Is there a data architecture for efficient joins in Spark (a la RedShift)?

Question

I have data that I would like to do a lot of analytic queries on and I'm trying to figure out if there is a mechanism I can use to store it so that Spark can efficiently do joins on it. I have a solution using RedShift, but would ideally prefer to have something that is based on files in S3 instead of having a whole RedShift cluster up 24/7.

Introduction to the data

This is a simplified example. We have 2 initial CSV files.

Person records
Event records

The two tables are linked via the person_id field. person_id is unique in the Person table. Events have a many-to-one relationship with person.

The goal

I'd like to understand how to set up the data so I can efficiently perform the following query. I will need to perform many queries like this (all queries are evaluated on a per person basis):

The query is to produce a data frame with 4 columns, and 1 row for every person.

person_id - person_id for each person in the data set
age - "age" field from the person record
cost - The sum of the "cost" field for all event records for that person where "date" is during the month of 6/2013

All current solutions I have with Spark to this problem involve reshuffling all the data, which ends up making the process slow for large amounts (hundreds of millions of people). I am happy with a solution that requires me to reshuffle the data and write it to a different format once if that can then speed up later queries.

The solution using RedShift

I can accomplish this solution using RedShift in a fairly straightforward way:

Each both files are loaded in as RedShift tables, with DISTKEY person_id, SORTKEY person_id. This distributes the data so that all the data for a person is on a single node. The following query will produce the desired data frame:

select person_id, age, e.cost from person 
    left join (select person_id, sum(cost) as cost from events 
       where date between '2013-06-01' and '2013-06-30' 
       group by person_id) as e using (person_id)

The solution using Spark/Parquet

I have thought of several potential ways to handle this in Spark, but none accomplishes what I need. My ideas and the issues are listed below:

Spark Dataset write 'bucketBy' - Read the CSV files and then rewrite them out as parquet files using "bucketBy". Queries on these parquet files could then be very fast. This would produce a data setup similar to RedShift, but parquet files don't support bucketBy.
Spark parquet partitioning - Parquet does support partitioning. Because parquet creates a separate set of files for each partition key, you have to create a computed column to partition on and use a hash of person_id to create the partitionKey. However, when you later join these tables in spark based on "partition_key" and "person_id", the query plan still does a full hash partition. So this approach is no better than just reading the CSVs and shuffling every time.
Stored in some other data format besides parquet - I am open to this, but don't know of another data source that will work.
Using a compound record format - Parquet supports hierarchical data formats, so can prejoin both tables into a hierarchical record (where a person record has an "events" field which is an array of struct elements) and then do processing on that. When you have a hierarchical record, there are two approaches that to processing it:
- ** Use explode to create separate records ** - Using this approach you explode array fields into full rows, then use standard data frame operations to do analytics, and then join them back to the main table. Unfortunately, I've been unable to get this approach to efficiently compile queries.
- ** Use UDFs to perform operations on subrecords ** - This preserves the structure and executes without shuffles, but is an awkward and verbose way to program. Also, it requires lots of UDFs which aren't great for performance (although they beat large scale shuffling of data).

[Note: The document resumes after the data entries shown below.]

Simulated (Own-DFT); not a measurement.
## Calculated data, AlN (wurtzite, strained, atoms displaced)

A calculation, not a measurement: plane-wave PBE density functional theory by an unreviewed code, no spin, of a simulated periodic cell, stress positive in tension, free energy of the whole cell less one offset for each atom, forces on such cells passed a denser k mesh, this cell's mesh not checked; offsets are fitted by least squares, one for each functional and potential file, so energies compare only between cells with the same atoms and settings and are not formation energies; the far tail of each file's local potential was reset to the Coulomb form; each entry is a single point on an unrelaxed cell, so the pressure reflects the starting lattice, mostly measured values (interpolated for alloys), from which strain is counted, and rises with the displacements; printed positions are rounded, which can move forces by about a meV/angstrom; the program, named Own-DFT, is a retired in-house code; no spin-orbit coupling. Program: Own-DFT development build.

For my use cases, Spark has advantages over RedShift which aren't obvious in this simple example, so I'd prefer to do this with Spark. Please let me know if I am missing something and there is a good approach to this.

Garren S Garren S · Accepted Answer · 2017-03-24T04:04:58

Edited per comment.

Assumptions:

Using parquet

Here's what I would try:

val eventAgg = spark.sql("""select person_id, sum(cost) as cost 
                            from events 
                            where date between '2013-06-01' and '2013-06-30' 
                            group by person_id""")
eventAgg.cache.count
val personDF = spark.sql("""SELECT person_id, age from person""")
personDF.cache.count // cache is less important here, so feel free to omit
eventAgg.join(personDF, "person_id", "left")

I just did this with some of my data and here's how it went (9 node/140 vCPUs cluster, ~600GB RAM):

27,000,000,000 "events" (aggregated to 14,331,487 "people")

64,000,000 "people" (~20 columns)

aggregated events building and caching took ~3 min

people caching took ~30 seconds (pulling from network, not parquet)

left joining took several seconds

Not caching the "people" led to the join taking a few seconds longer. Then forcing spark to broadcast the couple hundred MB aggregated events made the join take under 1 second.